There are many oversimplifications of Aztec mythology in the popular imagination, focused mostly on the ritual of human sacrifice. In fact, the Aztecs had a complicated cosmology that extended far beyond that.

The Aztecs believed in a variety of gods, and also in a larger supernatural force called “Te¯o¯tl,” which has been mistranslated as "god" or "demon.” This force permeated the world, and served as a driver for events that even the gods couldn’t always counteract.

The Aztecs’ elaborate mythology centered on the figure of Huitzilopochtli, their Sun God and War God. It was Huitzilopochtli who gave them the vision of the serpent clutching the snake that led the ancestors of the Aztec to the Valley of Mexico and gave them the impetus to found their great central city of Tenochtitlan.

Because the Aztecs borrowed much of their mythology from the Toltecs and were influenced by other peoples as well, there are many contradictory stories in their mythology.

According to many of their creation myths, the Original Being was Coatlique, “the Lady with the Skirt of Snakes.” She symbolized the unknown, with her skirt of snakes that represented (for the Aztecs) the four directions and the central up and down axis.

There are many legends of Coatlique and how her offspring, which included the stars and the moon goddess, Coyolxanuhqui, came to be; some say she was impregnated by emeralds, jade, or an obsidian knife. In a later story, after these children were born, Coatlique placed a ball of feathers in her bosom; later, she discovered that it was gone and that she was pregnant with Quetzalcoatl, the Plumed Serpent God who was to become so critical to later Aztec beliefs. Other stories say that the offspring of this pregnancy was Huitzilopochtli, and that he later fathered Quetzalcoatl after a protracted war for control of the heavens.

Whatever his origin, Quetzalcoatl became a central figure in the daily religious practice of the Aztecs. He was seen as the inventor of books (the Aztecs had an elaborate hieroglyphic system which they used to record stories in books now called codices) and the originator of the well-known Aztec calendar. He was also associated with the planet Venus, the morning star, and was known as the giver of maize (corn) to the people.

Quetzalcoatl’s influence permeated every segment of Aztec life, but he was not the only important deity. There were hundreds of gods, and (as in the creation myth) sometimes one god had several names. The previously mentioned Huitzilopochtli was central, but there were also rituals and rites associated with Chalchiuhtlicue, the goddess of lakes and waters; Chiconahui - a domestic fertility goddess and her mate Tlaloc, the god of rain; Acolmiztli, one of the gods of the underworld (called Mictlan); and Itzli, the god of sacrifice and stone knives.

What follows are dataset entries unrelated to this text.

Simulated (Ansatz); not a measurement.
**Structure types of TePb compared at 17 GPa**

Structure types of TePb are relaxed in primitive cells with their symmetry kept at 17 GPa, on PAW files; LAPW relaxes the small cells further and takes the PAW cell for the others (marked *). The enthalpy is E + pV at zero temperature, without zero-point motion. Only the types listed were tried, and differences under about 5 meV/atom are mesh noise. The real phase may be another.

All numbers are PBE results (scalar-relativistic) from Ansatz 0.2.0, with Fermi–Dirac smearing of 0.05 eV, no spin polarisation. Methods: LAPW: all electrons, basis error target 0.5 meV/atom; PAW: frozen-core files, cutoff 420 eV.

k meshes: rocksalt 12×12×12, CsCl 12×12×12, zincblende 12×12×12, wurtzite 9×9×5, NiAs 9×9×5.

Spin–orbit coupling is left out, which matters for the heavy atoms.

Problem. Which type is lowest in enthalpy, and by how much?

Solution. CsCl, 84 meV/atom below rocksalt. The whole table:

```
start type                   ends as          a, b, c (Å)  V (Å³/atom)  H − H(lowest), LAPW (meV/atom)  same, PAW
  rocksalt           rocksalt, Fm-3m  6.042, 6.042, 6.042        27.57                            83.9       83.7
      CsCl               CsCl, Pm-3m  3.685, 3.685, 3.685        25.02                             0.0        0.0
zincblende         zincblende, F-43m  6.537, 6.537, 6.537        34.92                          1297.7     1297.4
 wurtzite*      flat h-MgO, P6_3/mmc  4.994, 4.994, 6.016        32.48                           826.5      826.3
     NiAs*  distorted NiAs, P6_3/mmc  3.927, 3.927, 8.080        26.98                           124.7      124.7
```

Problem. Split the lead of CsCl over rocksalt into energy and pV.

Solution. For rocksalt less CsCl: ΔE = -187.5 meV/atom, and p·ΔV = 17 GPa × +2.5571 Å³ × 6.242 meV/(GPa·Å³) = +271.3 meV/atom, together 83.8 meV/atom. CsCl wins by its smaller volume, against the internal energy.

An interesting aspect of the Aztec pantheon is the presence of the “Gods Of Excess.” These five gods represented over indulgence in drunkenness and other vices, and were associated with the number five. Days in the Aztec calendar which were associated with the number five were considered to be under the influence of these gods, and were thought to be days where people were particularly susceptible to their influence.

Aztec society was a highly organized and complex structure, as was their mythology. The gods the Aztecs worshipped reflected their environment and their culture.